XML-JSN-files.utf8

library(ggplot2)
library(tidyverse)
library(dplyr)
library(tidyr)
library(gridExtra)
library(grid)
library(DT)
library(data.table)
library(httr)
library(tsibble)
library(tibble)
library(xml2)
library(RColorBrewer)


# gridExtra for grid.arrange()
# grid for grid tables, package "grid"
# DT for datatables()
# httr to bring data from internet.
# as.tibble from deprecated {tibble}

Dee Chiluiza
30 April, 2021
Working with XML data sets
Practice file

• Note 1: This is a draft file in progress.
• Note 2: Click on icons “Code” to observe codes.
• Note 3: I am creating this practice file as part of my learning process using LinkedIn Learning course: Master R for Data Science.
• Note 4: This is not a final version, new changes will be included.

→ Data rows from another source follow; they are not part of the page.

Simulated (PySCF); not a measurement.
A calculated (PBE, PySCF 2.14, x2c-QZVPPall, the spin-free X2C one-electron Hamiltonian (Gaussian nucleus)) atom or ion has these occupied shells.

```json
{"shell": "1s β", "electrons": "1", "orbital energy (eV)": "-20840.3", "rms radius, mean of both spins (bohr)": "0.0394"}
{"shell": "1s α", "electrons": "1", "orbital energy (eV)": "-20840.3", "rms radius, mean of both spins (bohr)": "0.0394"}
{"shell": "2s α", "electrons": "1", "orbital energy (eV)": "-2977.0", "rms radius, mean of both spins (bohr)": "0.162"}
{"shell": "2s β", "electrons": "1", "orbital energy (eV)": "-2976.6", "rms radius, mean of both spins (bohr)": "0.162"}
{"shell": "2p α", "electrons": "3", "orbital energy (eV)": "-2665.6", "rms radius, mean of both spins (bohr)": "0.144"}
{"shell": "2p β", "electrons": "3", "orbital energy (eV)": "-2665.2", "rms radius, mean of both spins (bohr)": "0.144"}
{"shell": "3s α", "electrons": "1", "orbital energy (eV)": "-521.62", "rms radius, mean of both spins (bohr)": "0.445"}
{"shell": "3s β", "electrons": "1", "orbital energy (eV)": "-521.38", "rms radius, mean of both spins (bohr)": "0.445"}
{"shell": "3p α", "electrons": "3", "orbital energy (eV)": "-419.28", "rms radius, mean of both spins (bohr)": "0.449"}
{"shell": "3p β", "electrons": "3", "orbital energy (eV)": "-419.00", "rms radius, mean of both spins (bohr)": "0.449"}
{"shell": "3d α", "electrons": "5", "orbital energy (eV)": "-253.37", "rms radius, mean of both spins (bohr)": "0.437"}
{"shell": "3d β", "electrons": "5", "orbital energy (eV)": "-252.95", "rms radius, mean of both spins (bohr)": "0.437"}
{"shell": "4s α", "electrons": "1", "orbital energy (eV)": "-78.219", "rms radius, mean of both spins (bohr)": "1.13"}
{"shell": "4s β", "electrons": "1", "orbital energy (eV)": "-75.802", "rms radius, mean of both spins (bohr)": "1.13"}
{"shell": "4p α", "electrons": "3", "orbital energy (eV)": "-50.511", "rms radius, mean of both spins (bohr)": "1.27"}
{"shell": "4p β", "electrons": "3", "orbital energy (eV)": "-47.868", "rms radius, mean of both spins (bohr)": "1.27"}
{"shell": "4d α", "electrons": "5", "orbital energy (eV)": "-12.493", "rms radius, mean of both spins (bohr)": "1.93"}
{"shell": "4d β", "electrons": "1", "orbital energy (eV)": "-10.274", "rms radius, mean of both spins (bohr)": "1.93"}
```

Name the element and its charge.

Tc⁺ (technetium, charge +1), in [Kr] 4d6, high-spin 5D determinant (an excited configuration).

XML: Extensible Markup Language.
This language was developed in the 1990s in order to fix a problem people had with HTML language: it did not allow the definition of new text elements, in this sense, XML is extensible (Hemmendinger, 2000).
Information in progress…

First data set: From LinkedIn course and Missouri data portal.
In the R chunk below, there is the link to the data set and the first object created using the code read_xml(), then the data set converted to a list using as_list().

# R Chunk #1 
URL = "https://data.mo.gov/api/views/vpge-tj3s/rows.xml" 

URLdata = 
  URL %>%
  read_xml() %>%
  as_list()

The data is very long and based on the image below, it looks as a list. All panels show only a very small portion of the long lists obtained by the different methods. (A) The raw data as observed by direct printing. (B) The object URLdata (R chink #1) now appears on the Environment; by clicking on the name, a new view appear in the source panel, this structure shows the different hierarchical levels. (C) Using the str() code additional information is obtained. Again, it is very long and difficult to follow.
We will break those hierarchies to construct a table (rectangular format).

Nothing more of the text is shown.